On Being a Theologian of the Cross: Reflections on Luther's Heidelberg Disputation, 1518 by Gerhard Forde. Very small, very dense book. I've actually started this one but put it aside due to holiday demands and haven't picked it back up. I'm trying to understand the differences between the theology of grace and the theology of the cross. I'm trying to keep an open mind...so far I'm fighting my tendency to critique to work and argue with it. Not a light read.
Rereading Paul Together: Protestant and Catholic Perspectives on Justification edited by David Aune. Another dense book, it was recommended by Will's RCIA director and he said he's read it and discuss it with me. the Protestant perspective is from Lutheran perspective (not Missouri Synod).
Others on my To Read list but not presently in residence in my house (and I don't have all the authors' names handy):
Freakonomics I'm curious about some of his assertions.
Blood Done Sign My Name by Timothy Tyson. this is the true story of a racially motivated slaying in Oxford, NC in 1970. It gives the history of civil rights in general, and in the small-town south in particular. I've read a few pages here and there in the book and think it will be a worthwhile read. Powerful.
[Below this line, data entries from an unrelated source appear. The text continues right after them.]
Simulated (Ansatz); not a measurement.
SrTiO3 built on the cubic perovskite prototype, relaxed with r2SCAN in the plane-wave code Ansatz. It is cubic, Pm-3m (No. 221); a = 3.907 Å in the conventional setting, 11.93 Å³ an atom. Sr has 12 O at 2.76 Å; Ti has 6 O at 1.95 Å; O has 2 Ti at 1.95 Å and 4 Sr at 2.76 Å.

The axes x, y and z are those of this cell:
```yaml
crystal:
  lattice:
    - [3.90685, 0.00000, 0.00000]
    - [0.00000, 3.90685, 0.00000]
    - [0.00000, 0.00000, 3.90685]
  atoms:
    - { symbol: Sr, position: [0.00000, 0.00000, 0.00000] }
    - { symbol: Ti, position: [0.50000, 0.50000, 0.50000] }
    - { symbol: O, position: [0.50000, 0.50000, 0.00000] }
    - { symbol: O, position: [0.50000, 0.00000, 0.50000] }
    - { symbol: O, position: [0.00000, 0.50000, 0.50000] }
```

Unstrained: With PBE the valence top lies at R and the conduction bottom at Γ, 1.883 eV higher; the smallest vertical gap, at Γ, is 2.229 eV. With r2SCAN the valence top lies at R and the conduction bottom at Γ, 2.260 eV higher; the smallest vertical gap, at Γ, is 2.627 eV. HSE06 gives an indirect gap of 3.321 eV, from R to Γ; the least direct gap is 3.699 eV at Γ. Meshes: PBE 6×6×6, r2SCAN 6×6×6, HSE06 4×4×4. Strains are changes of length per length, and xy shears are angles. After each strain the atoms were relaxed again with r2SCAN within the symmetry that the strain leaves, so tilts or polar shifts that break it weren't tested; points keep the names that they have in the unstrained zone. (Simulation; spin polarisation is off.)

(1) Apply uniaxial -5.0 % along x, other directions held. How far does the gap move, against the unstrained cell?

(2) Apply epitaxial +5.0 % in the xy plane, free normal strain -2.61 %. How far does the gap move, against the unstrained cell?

Their Eyes Were Watching God by Hurston? I've ordered this to read for a book discussion.
The Paradox of Choice: Why More is Less - I read the summary of the book and thought, "That's me! So many choices that I never feel happy about any I make. I'm always second-guessing myself and lacking confidence that I made the "right" decision.
Now, off to try to re-order my days so I take the time to concentrate on reading! Then I might have insightful or witty comments to share!